Prosecutor: Dugard wants no contact with kidnap suspects, says they want to control her

By Lisa Leff, AP
Thursday, February 11, 2010

Prosecutor: Dugard nixes contact with suspects

PLACERVILLE, Calif. — The Northern California couple charged with kidnapping and raping Jaycee Dugard is trying to control her through lawyers and the news media and should be barred by a court order from trying to contact her or her children, prosecutors said Thursday.

El Dorado County District Attorney Vern Pierson filed court papers opposing efforts by attorneys for Phillip and Nancy Garrido to get in touch with Dugard and seeking an order prohibiting future contact.

Dugard has “emphatically stated to our office that she does not want any contact with the defendants or their attorneys,” Pierson said in the documents. “The people ask this court to protect Ms. Doe and to, once and for all, put an end to the defendant’s manipulation.”

The papers referred to Dugard as “Jane Doe” because she was 11 when she was kidnapped and sexually assaulted.

Dugard surfaced last year after being held prisoner for 18 years in the Garridos’ back yard. She has been staying in a secret location.

In the court filing, Pierson said Dugard and the two daughters she had by Phillip Garrido when she was 14 and 17 had been instructed by the Garridos to run to the hidden backyard if anyone ever came to the door.

He also described a plan that Phillip Garrido allegedly hatched to stay in contact with Dugard if he was ever arrested. Dugard told prosecutors Garrido instructed her to request an attorney who could communicate directly with his “without law enforcement knowledge,” the papers state.

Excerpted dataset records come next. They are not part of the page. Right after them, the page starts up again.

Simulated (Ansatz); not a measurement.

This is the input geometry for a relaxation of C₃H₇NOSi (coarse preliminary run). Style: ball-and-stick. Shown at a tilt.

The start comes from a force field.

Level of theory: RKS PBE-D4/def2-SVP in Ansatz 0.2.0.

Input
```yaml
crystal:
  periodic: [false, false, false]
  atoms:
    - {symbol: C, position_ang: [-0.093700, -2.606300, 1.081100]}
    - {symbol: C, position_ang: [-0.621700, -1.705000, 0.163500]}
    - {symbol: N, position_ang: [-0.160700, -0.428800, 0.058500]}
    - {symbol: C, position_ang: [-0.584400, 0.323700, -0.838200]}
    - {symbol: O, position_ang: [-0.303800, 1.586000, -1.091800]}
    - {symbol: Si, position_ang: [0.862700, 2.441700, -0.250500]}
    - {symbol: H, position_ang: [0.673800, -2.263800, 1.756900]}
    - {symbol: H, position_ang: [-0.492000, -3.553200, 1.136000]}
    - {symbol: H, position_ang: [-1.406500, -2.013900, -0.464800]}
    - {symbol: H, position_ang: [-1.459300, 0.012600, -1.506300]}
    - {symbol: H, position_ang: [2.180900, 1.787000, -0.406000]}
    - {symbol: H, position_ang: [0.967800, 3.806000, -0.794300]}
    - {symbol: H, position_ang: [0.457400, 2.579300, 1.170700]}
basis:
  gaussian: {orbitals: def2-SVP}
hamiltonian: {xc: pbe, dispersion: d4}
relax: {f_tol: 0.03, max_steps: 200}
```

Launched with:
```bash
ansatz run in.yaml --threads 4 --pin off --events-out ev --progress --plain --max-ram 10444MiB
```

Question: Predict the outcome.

Since Garrido’s arrest, he has tried repeatedly to put the plan into action, Pierson said.

On the day he was arrested and Dugard’s identity was revealed, Garrido advised her to get a lawyer. The next month, Garrido sent a letter to a Sacramento television station stating he wanted to reach Dugard “by attorney mail only.”

In January, Garrido’s lawyer wrote Dugard saying, “Mr. Garrido has asked me to convey that he does not harbor any ill will toward (Ms. Doe) or the children and loves them very much.”

Dugard interpreted the “ill will” remark to mean she was not following the plan and that the letter was another way of manipulating her, the papers state.

Pierson submitted the motion for a protective order in response to papers filed last week by defense lawyers for Phillip and Nancy Garridos that seek to force prosecutors to tell them where Dugard is living and if she has a lawyer.

The attorneys said they want to speak with Dugard or her legal representative while preparing defenses for the Garridos, who have pleaded not guilty to the charges.

The suspects also are requesting permission to visit each other in jail, where they are being held on $30 million and $20 million bail, respectively.